John Barrymore did not receive an Oscar nomination for portraying George Simon in Counsellor at Law.
John Barrymore was a name synonymous with great acting as was later the case with Laurence Olivier, then Robert De Niro, and most currently Daniel Day-Lewis. It has been said that his film career never reached the heights of his stage career and it is interesting that he could be cast in especially small roles like in Marie Antoinette for example. That is not the case for Counsellor at Law where he is front and center for almost the entirety of the film. The film's opening minutes even begin as basically a build up to Barrymore's entrance as we simply hear his secretaries keep telling many people that Mr. Simon is not in yet, until finally the film reveals Barrymore taking care of business. Once Barrymore comes on the scene the film practically becomes an almost nonstop acting showcase for him as the lawyer George Simon has to go from one problem to another whether it has to deal with his work as a lawyer or his marriage to a shallow wasp.
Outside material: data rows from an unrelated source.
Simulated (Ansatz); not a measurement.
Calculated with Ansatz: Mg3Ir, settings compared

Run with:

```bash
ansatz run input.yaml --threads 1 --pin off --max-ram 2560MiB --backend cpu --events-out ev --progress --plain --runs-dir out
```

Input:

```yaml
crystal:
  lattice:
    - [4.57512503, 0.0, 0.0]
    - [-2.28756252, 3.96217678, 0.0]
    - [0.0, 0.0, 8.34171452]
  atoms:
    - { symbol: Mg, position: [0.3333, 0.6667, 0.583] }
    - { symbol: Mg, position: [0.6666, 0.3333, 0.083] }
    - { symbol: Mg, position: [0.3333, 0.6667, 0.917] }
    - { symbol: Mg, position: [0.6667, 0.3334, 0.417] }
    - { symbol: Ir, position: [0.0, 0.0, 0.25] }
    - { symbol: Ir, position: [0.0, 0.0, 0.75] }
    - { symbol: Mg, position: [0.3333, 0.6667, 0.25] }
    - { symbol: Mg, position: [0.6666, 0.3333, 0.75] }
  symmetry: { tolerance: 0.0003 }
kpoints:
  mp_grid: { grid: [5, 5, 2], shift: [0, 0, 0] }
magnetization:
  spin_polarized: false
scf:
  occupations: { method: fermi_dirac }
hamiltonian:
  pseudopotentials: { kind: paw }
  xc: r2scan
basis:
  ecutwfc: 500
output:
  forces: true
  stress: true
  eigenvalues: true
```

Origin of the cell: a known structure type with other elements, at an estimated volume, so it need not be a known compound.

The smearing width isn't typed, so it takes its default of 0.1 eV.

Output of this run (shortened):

Barrymore begins in basically a rapid fire sort of approach as Simon juggles one case to another in quick succession. Barrymore actually is a bit of a marvel her and it is wonderful watch him in the role here. Barrymore certainly has a theatrical style of performance to be sure, but he still knows how to attune himself for film. His style though also really works for the character of the driven lawyer who obviously would not be opposed to doing a bit of theatrics in the courtroom if it called for it. The film almost plays a bit like a screwball comedy with the way Barrymore handles the dialogue in a rapid fire way early on. Barrymore though is great in selling the material and really giving it a constant energy. All the various exposition in these early scenes could quickly just have become muddled in no time or just could have come off as simply boring. Barrymore brings the material to life making it all clear in concise while doing it with a great deal of style.
Barrymore is in absolute command every minute as he is on screen and he is absolutely convincing as this powerful and passionate lawyer. We don't even need to see him in the courtroom to know how good he would be as Barrymore is so assured in his portrayal of Simon's various wheeling and dealings. When on task Barrymore shows Simon to be always assertive and have his situations within his grasp when they are technically just routine matters for the counsellor. Barrymore is exceptional here though in there is a palatable wit he brings to the part that may very well not have been there with a lesser performer. There really aren't any lines that are innately funny in nature, this is no a screwball comedy by any means, but whenever there is a chance to make a comment a bit comedic Barrymore does. It's particularly fine work because Barrymore makes these little humorous moments completely naturally, and just along with everything else that is going on with his character.
The character of George Simon does not have it easy though and many things from his past come to haunt him all in a short period of time. One of the first things is his shallow wife who quickly demands that he leave a case that would otherwise be a social faux pas, although at the same time she is obviously about to embark on affair away from Simon with a man much of her world. Then he finds himself threatened by disbarment due to having helped guy with somewhat questionable methods earlier on, and finally he has to try and help a radical from his old neighborhood. Barrymore is really quite interesting in the way he plays Simon's reactions to these various things in that he still is pretty rapid fire with it showing that seemingly nothing can stop Simon's drive as a lawyer. It's an odd trick but one that Barrymore pulls off quite graciously. When Simon deals with his wife Barrymore eases back on the intensity rather nicely but only for a moment to show that in one place in his life he has hesitations is in his troubled relationship with his wife.
So many of these films from the early 30's are rather brisk in their running time, and this is film is no exception to that rule. Barrymore's rather swift manner though makes it so he himself avoids ever seeming rushed in his portrayal of Simon's difficulties. Barrymore plays it well by showing as a growing intensity in Simon as one thing after another seems to go wrong for him, but Barrymore never stops keeping Simon on task even when things are going all wrong for him. It's never seems odd though as it always seems exactly how his character should behave as the only thing he really knows in life is too work hard, and constantly. Barrymore does not stop really until a final moment when he finally realizes that his wife has basically left him. Barrymore suddenly completely drops the drive of man, showing that in his wife is one place that Simon never fully understood leaving him completely confused and out of his element for once. It has a powerful impact because Barrymore built to the moment so carefully and convincingly throughout his performance. Although apparently there were many difficulties faced by William Wyler, who directed the film, in regards to Barrymore none of this can be seen in the film itself. The tremendous of Barrymore as an actor can be seen in this performance that stood as a true challenge, a challenge he more than met.